-5

I'm a computer science student, and this has been puzzling me. As I understand it, all memory used by a process is tracked by either the stack or the heap. I understand the stack very well, right down to the assembly level; I feel that I know how it works and why it works the way it does. The heap, however, I know much less about.

I understand how allocations and deallocations happen on the stack, so I understand their cost. I do not understand how allocations and deallocations happen on the heap. I know heap allocations are slower than stack allocations because I have been told so, and because it makes sense that the heap must be more complicated, but I do not know exactly why. Why is the heap called the heap? Is it a heap of addresses of free blocks of memory?

Take C. In C, you interact with the heap mainly through malloc (and calloc, etc) and free. I understand the effect of calling these methods, but I have no idea what they actually do internally; the heap is a black box to me, so I don't intuitively understand the cost of my actions.

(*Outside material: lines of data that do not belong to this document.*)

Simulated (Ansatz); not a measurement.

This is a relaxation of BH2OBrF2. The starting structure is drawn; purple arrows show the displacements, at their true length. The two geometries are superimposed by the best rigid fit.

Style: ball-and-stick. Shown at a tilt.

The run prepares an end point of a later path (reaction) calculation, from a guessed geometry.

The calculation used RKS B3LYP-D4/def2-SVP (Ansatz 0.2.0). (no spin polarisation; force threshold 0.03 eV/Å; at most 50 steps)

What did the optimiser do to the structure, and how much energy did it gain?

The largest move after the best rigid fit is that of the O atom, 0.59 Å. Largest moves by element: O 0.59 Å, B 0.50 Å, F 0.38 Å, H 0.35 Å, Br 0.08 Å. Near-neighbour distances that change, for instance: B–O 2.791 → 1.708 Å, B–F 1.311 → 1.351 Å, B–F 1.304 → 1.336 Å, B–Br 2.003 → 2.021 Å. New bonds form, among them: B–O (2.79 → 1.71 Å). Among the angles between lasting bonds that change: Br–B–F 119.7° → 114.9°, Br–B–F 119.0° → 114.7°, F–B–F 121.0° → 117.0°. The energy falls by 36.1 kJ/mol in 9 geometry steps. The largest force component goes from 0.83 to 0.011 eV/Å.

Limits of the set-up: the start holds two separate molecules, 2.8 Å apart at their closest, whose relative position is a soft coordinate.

I understand the possibility that the implementation of malloc (for example) might vary depending on any number of things, but I find it difficult to believe it could vary too wildly. The fundamentals of the heap have to be constant across most implementations, otherwise it wouldn't have such a specific name. Any pointers (ha)?

Edit: This is not a duplicate of an earlier thread. I've read the thread in question and it does not answer my questions.

"The size of the heap is set on application startup, but can grow as space is needed (the allocator requests more memory from the operating system)."

I have said that I know this in my question; I understand how to get memory from the heap, I want to know what the heap itself is doing to get that memory (beyond "it requests it". Does this mean that the heap is tracked entirely by the OS? If so, what's a basic outline of how the OS tracks it? I understand it varies, but the fundamentals have to be the same).

"The stack is faster because the access pattern makes it trivial to allocate and deallocate memory from it (a pointer/integer is simply incremented or decremented), while the heap has much more complex bookkeeping involved in an allocation or deallocation."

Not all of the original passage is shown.